By Michael Howlett
August 13, 2013
Now, the Mistress of the Manor and I don’t normally watch much PBS. You know why, we don’t need no stinkin’ culture, that’s why. We’ve got more stinkin’ culture than we can use now.
The only show I like that PBS shows on a regular basis is “Austin City Limits,” while the Mistress of the Manor is a fan of “Antiques Roadshow.” And, no, we don’t watch “Downton Abbey.” I don’t think anybody really watches that show, people just like to say they do so as to exhibit an air of culture. If I want British culture, I’ll watch “Monty Python.” That’s my type of culture.
That doesn’t mean I can’t be proper and refined. I’m a former thespian so I can fake it if the need arises. I’m just glad the need doesn’t arise much because I’d rather be myself, lewd, crude and, if the Mistress of the Manor and I are playing “Shipwrecked,” nude.
It seems like PBS is always trying to pass off some dry-as-dirt British offering as entertainment, or it’s showing some supposed educational show, such as “Why Rocks are Hard,” “Stanley Pys: The Forgotten Physicist,” or “The History of Salt.” I know if I get hit in the head with a rock, I’m going to bleed; I know that I shouldn’t eat too much salt; and as for Stanley Pys, there was a dark side to the man that involved Dalmatian puppies and lard that PBS conveniently left out of the program.
Recently, however, the Mistress of the Manor and I have been watching PBS because they have been having a “festival.” It should be noted that the word festival in the PBS vernacular is a synonym for fundraiser, but, hey, that’s okay, because at least they’re not showing “Jimmy Dean, sausage king or savior?”

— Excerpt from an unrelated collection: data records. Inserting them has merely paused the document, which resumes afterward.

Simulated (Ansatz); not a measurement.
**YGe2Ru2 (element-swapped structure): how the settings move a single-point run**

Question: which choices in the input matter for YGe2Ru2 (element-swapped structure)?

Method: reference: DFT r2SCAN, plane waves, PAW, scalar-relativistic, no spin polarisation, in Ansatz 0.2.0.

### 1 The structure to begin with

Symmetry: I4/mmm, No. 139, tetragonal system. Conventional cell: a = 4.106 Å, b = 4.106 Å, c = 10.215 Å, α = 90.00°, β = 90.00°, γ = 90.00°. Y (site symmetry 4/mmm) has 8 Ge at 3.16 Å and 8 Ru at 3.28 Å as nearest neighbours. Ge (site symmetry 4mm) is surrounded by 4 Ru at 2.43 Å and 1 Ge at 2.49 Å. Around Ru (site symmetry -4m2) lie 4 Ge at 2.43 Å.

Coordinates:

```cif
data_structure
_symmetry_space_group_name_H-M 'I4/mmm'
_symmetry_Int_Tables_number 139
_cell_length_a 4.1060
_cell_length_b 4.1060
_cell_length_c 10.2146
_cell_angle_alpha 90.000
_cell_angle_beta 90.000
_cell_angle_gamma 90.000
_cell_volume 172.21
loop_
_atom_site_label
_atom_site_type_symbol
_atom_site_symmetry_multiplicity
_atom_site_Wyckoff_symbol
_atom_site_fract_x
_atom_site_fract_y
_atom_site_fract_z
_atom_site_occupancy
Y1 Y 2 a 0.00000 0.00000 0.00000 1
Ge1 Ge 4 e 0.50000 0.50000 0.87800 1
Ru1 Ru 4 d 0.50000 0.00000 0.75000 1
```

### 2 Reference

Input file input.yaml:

Now, my favorite festival show was “60s Girl Grooves.” Yes, the show had all the big names of the girl group era and my three favorite girl groups, The Supremes, Ronnie Specter and the Ronnettes and Martha Reeves and the Vandellas. “Rock, Pop and Doo Wop” was very good as well, and, of course, we watched “Elvis: Aloha from Hawaii,” which was originally shown live in 1973. Now, I’m not a big Elvis fan, but I’ve got to admit, after watching that program, that he was quite a showman. We also watched a little of the Ralph Stanley program, but it was mainly interviews and very little music, so we cut out early on that one.
We also opted out on “Dr. Fuhrman’s Immunity Solution!” despite the exclamation mark in the title, “Salute to Vienna” since I already knew more about sausage than I cared to know, and “Doc Martin,” which was presumably a two-hour documentary on boots.
Of course, any two-hour program includes numerous commercial breaks so PBS can beg for money, which usually cuts the actual program down to about 32 minutes. During these pleas for donations, a PBS spokesman constantly reminded viewers that only their donations kept these kinds of programs on the air.
What the spokesman didn’t say was that these types of programs are only shown during the “festival.” The rest of the time, viewers are subjected to programs like “Edgar Bowles: The Forgotten Bee Gee “or “White Shoes: How They Changed History,” or “Wilfred Brimley: Crazy or Misunderstood.”
So, as one might expect by what I’ve written so far, I sent PBS nothing. If PBS wants my money, they are going to have to offer more of the kinds of programs, especially musically, that touch my soul on a regular basis.
Now, I know PBS has a program called “Great Performances,” but that usually involves opera, ballet, classical music, or torture in the form of a Kenny G concert. As I said earlier, I don’t need no more stinkin’ culture.
So, PBS, here’s the deal. If your regular programming … I repeat, regular programming … begins to reflect my likes, I’ll come across with some cash. If not, you can forget it. And, if you show, “Lynching: Time-Honored Tradition, or Form of Social Protest” one more time, you, PBS, are going to get slapped with a parental block.